Son of Aristaeus and Autonoë, a daughter of Cadmus. He was trained in the art of hunting by the centaur Cheiron, and was afterwards torn to pieces by his own 50 hounds on mount Cithaeron.
The names of these hounds are given by Ovid (Met. iii. 206, &c.) and Hyginus. (Fab. 181; comp. Stat. Theb. ii. 203.) The cause of this misfortune is differently stated: according to some accounts it was because he had seen Artemis while she was bathing in the vale of Gargaphia, on the discovery of which the goddess changed him into a stag, in which form he was torn to pieces by his own dogs. (Ov. Met. iii. 155, &c.; Hygin. Fab. 181; Callim. h. in Pallad. 110.)
Others relate that he provoked the anger of the goddess by his boasting that he excelled her in hunting, or by his using for a feast the game which was destined as a sacrifice to her. (Eurip. Bacch. 320; Diod. iv. 81.)

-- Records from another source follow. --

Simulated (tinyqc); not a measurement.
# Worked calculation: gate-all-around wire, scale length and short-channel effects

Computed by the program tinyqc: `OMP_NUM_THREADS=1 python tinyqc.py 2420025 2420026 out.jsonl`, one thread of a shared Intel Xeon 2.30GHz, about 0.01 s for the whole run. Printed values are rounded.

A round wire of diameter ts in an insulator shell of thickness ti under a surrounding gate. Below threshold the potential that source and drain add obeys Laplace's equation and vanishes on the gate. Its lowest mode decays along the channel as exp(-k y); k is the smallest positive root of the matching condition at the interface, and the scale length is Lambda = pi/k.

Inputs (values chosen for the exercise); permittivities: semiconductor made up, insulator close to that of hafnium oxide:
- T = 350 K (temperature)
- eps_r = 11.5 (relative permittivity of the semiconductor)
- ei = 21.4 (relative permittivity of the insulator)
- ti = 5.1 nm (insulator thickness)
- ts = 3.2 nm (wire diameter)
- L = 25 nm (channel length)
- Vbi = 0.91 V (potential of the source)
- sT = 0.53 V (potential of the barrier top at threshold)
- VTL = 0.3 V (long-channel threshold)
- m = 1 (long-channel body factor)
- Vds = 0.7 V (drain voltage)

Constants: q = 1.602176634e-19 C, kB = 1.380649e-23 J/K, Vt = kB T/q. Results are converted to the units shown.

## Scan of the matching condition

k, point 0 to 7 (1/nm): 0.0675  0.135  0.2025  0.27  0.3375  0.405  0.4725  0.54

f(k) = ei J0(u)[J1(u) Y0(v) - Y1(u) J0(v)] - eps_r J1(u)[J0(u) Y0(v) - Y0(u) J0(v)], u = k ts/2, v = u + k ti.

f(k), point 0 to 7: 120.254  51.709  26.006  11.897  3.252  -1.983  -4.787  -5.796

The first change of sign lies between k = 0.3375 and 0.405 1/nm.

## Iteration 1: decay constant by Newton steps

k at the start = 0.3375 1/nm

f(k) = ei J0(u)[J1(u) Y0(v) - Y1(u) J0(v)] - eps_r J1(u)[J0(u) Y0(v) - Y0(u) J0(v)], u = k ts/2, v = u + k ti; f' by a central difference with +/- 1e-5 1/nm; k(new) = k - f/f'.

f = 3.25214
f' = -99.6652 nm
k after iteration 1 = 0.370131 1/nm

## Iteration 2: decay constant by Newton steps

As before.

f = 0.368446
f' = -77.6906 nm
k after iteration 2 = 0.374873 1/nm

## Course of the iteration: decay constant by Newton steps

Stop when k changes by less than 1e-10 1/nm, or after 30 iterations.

A third account stated that he was killed by his dogs at the command of Zeus, because he sued for the hand of Semele. (Acusilaus, ap. Apollod. iii. 4. § 4.) Pausanias (ix. 2. § 3) saw near Orchomenos the rock on which Actaeon used to rest when he was fatigued by hunting, and from which he had seen Artemis in the bath; but he is of opinion that the whole story arose from the circumstance that Actaeon was destroyed by his dogs in a natural fit of madness. Palaephatus (s. v. Actaeon) gives an absurd and trivial explanation of it.
According to the Orchomenian tradition the rock of Actaeon was haunted by his spectre, and the oracle of Delphi commanded the Orchomenians to bury the remains of the hero, which they might happen to find, and fix an iron image of him upon the rock.
This image still existed in the time of Pausanias (ix. 38. § 4), and the Orchomenians offered annual sacrifices to Actaeon in that place. The manner in which Actaeon and his mother were painted by Polygnotus in the Lesche of Delphi, is described by Pausanias. (x. 30. § 2)
A son of Talaus, king of Argos, and of Lysimache. (Apollod. i. 9. § 13.) Pausanias (ii. 6. § 3) calls his mother Lysianassa, and Hyginus (Fab. 69) Eurynome. (Comp. Schol. ad Eurip. Phoen. 423.)
During a feud between the most powerful houses in Argos, Talaus was slain by Amphiaraus, and Adrastus being expelled from his dominions fled to Polybus, then king of Sicyon. When Polybus died without heirs, Adrastus succeeded him on the throne of Sicyon, and during his reign he is said to have instituted the Nemean games. (Hom. Il. ii. 572; Pind. Nem. ix. 30, &c.; Herod. v. 67; Paus. ii. 6. § 3.)
Afterwards, however, Adrastus became reconciled to Amphiaraus, gave him his sister Eriphyle in marriage, and returned to his kingdom of Argos. During the time he reigned there it happened that Tydeus of Calydon and Polynices of Thebes, both fugitives from their native countries, met at Argos near the palace of Adrastus, and came to words and from words to blows.
On hearing the noise, Adrastus hastened to them and separated the combatants, in whom he immediately recognised the two men that had been promised to him by an oracle as the future husbands of two of his daughters; for one bore on his shield the figure of a boar, and the other that of a lion, and the oracle was, that one of his daughters was to marry a boar and the other a lion.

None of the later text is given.